In the Senate, the 40 members elected the veteran Jim King of Jacksonville, as their president, a cheerful man who is worried about uncheerful times ahead.
The gist of it is that we are a state with a lot of needs and wants and no way to pay for all it. On top of that we just voted to require smaller class sizes, which will cost -- not to be McBridean about it, but, you know, a lot.
King sees the need for Florida to consider more gambling, to consider a vast expansion of private school vouchers, even to consider what he politely calls "new revenues."
The text of King's inaugural speech contained the warning that the next two years "could be more custodial than visionary." Although he quickly promised to try to make lemonade out of lemons, that still is an extraordinary thing for an incoming presiding officer to say. Malaise, anybody?
Over in the House, the 120 members chose as their speaker Johnnie Byrd of Plant City, who was as sunny and optimistic as Ronald Reagan himself. The mood of the entire chamber reflected his outlook.
Byrd took the gavel from the past speaker, Tom Feeney. In his remarks, he said that in the election, which sent an impressive 81 Republicans to the House, the voters clearly endorsed the party's core principles -- less government, lower taxes.

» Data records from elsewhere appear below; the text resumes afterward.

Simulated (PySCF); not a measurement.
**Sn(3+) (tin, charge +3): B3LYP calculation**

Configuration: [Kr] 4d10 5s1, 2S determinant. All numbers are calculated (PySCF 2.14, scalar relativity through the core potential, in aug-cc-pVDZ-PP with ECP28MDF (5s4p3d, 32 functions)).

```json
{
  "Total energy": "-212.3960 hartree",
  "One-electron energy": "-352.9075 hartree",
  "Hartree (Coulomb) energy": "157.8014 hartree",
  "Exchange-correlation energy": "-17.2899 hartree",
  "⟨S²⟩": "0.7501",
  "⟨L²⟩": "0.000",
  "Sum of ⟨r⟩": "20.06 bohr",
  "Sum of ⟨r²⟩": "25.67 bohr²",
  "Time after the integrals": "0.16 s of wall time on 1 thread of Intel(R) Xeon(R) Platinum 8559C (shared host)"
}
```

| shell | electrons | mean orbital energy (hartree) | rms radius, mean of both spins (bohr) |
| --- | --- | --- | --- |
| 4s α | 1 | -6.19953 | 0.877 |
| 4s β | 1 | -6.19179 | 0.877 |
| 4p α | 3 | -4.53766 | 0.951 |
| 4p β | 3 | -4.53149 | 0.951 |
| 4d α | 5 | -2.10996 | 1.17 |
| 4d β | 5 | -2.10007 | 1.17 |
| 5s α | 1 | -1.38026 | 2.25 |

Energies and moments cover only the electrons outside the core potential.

Yes, Byrd obliquely admitted, the voters also ordered the Legislature to "rebuild public education around the classroom." But he said the voters want the Legislature to do that by setting new priorities, not by raising taxes.
Johnnie Byrd is at the moment the most interesting person in Florida politics. I hope he surprises people.
Some of the little things on Tuesday were a positive start. The session opened with invocations from both a rabbi and a Baptist minister -- even that gesture was more inclusive that the deliberate, in-your-face divisions that have racked the chamber. The 39 Democrats graciously moved to have Byrd elected by acclamation.
Few speakers have been stronger in their promise of an open government. "We will be allowing sunshine into places where the shadows have ruled before," he said.
Byrd also issued his members a warning about lobbyists that was eloquent -- and rare from someone who holds public office. Remember, he told them, there are thousands of people in Tallahassee who are paid to tell legislators how smart and good-looking they are. It is the people back home who count.
That last note stirred a dim hope in me. Maybe that hope will be crushed by events. But this week I have heard several smart people predict that Byrd, who is supremely strong in his position, will therefore be less under the thumb of lobbyists, more able to tell them they can't have everything they want.
That would be important. It would be a refutation of the complaint that Florida's eight-year term limits have shifted power toward lobbyists, since legislators are in a huge hurry to curry favor with them. It would be a reassertion of the Legislature's power against that unofficial fourth branch of government. It would be good for the Republican Party.
It is hard not to lean toward King's more grim assessment of the job ahead when you think about everything Florida is supposed to be doing with its general revenue -- health care and social services and prisons, let alone education. But on Tuesday morning in Tallahassee the House declared itself optimistic.
With the two-party system in Florida dead for now, this is the defining tension in our state's politics for the foreseeable future.